TEASER Aberdeen Flag

Photograph by Jaymie Baxley/The Pilot

Concerns about speeding and commercial trucks using residential roads in an Aberdeen subdivision as a cut-thru to the county landfill may be mitigated by converting Abilene Way to a one-way road.

During the Aberdeen Town Board’s work session on Monday, Planning Director Justin Westbrook presented the proposed change. He said traffic exiting from the landfill on Turning Leaf Way will try to bypass a backup at the N.C. 5 intersection by turning into the 150-lot Meadow Ridge subdivision.

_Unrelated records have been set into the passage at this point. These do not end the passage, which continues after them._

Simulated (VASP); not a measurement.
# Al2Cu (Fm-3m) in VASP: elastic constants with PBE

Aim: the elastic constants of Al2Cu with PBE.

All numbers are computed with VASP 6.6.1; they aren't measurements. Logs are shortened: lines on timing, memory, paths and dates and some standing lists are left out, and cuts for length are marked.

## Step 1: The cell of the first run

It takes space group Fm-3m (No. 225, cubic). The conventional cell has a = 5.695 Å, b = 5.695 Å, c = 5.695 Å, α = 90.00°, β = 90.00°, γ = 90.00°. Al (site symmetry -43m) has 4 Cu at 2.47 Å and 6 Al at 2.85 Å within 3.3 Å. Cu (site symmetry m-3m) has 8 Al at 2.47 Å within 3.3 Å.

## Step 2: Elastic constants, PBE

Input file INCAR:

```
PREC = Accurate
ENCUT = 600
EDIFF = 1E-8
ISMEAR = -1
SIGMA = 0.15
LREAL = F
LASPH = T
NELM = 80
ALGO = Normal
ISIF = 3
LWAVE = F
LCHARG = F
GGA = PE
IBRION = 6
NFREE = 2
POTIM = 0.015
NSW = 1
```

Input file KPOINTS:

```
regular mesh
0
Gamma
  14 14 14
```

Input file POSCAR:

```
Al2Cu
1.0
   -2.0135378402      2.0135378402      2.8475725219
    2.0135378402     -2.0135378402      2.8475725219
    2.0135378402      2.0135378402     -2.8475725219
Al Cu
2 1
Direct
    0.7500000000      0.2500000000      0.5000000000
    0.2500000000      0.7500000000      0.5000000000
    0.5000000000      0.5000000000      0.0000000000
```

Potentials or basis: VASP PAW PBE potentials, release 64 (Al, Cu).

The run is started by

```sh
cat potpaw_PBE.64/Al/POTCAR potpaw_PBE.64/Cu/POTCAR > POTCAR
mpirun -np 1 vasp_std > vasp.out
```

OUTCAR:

Abilene Way is a short road that connects Whitney Drive to the southern side of Turning Leaf Way. Only two houses front Abilene Way and no other adjacent lots may be developed. Westbrook also proposed the town install “No Thru Trucks” signage on Whitney Drive near the N.C. 5 intersection to further mitigate issues with commercial traffic.

A public hearing to formally consider the proposed changes is scheduled for Sept. 28 at 6 p.m. at Town Hall in downtown Aberdeen.

Meadow Ridge traffic

Proposed traffic reconfiguration at the Meadown Ridge subdivision in Aberdeeen.

The county landfill currently operates a transfer station, a household waste and recycling collection site, and construction debris dump on Turning Leaf Way.

Recently, county leaders approved a proposed $96,150 deal to purchase a 14.25-acre section of the Morris property on the northern side of Turning Leaf Way. The tract is adjacent to the existing household waste and recycling collection site and located within Pinehurst’s zoning jurisdiction.

The purchase agreement is contingent upon approval of a pending rezoning application. The Pinehurst Planning Board is expected to conduct a public hearing to discuss the proposed project in October, followed by a discussion and public hearing in November before the Village Council.

Solid Waste Director David Lambert said the landfill expansion will create a separate and safer layout for residents who use the Pinehurst/Aberdeen collection site. Of the seven household waste disposal and recycling sites operated by the county, Lambert said this particular facility is also the busiest.

The proposed site would shift the entrance of the collection site approximately 435 feet closer to Abilene Way and N.C. 5 along Turning Leaf Way. Plans call for a design similar to the collection site located in Eagle Springs.

“Traffic is an issue, we agree,” Lambert told Aberdeen Commissioners on Monday. “The traffic is here and it will continue to increase as we continue to grow (population)...The status quo is not acceptable and it will only get worse.”

The design of the proposed new collection site design would move residential traffic in-and-out of the landfill area more efficiently, reducing the number of conflicts with commercial vehicles. Long-range state transportation improvement plans also call for dedicated turning lanes on N.C. 5 to Turning Leaf Way; however, that work is not anticipated for several years.

Lambert said the proposed new area would only be used for the collection site, not an expansion of the construction and debris landfill.

“We want to be good neighbors,” Lambert said, noting landscaping and buffering areas are proposed as part of the overall design for the collection site. “The landfill is called a dump but it doesn’t have to be. There are improvements that could be made.”

In other discussion on Monday, the Aberdeen Town Board:

* Explored potential changes to the intersection at Knight Street and North Sycamore Street.

The area is frequently congested due to truck deliveries to nearby businesses. Several options were presented, including converting North Sycamore and Knight to one-way roads, or reducing the number of parking spaces in the immediate area; however, it was determined that additional research and analysis is required before any action is taken.

The Town Board is expected to resume discussion next month. A public input session is also anticipated later this fall.

“One thing for sure is we have had a problem for many years. I am glad we are getting to the point we are addressing it,” said Mayor Pro Tem Joe Dannelley. “Let’s really look at the parking. That will make it pretty obvious what we can do.”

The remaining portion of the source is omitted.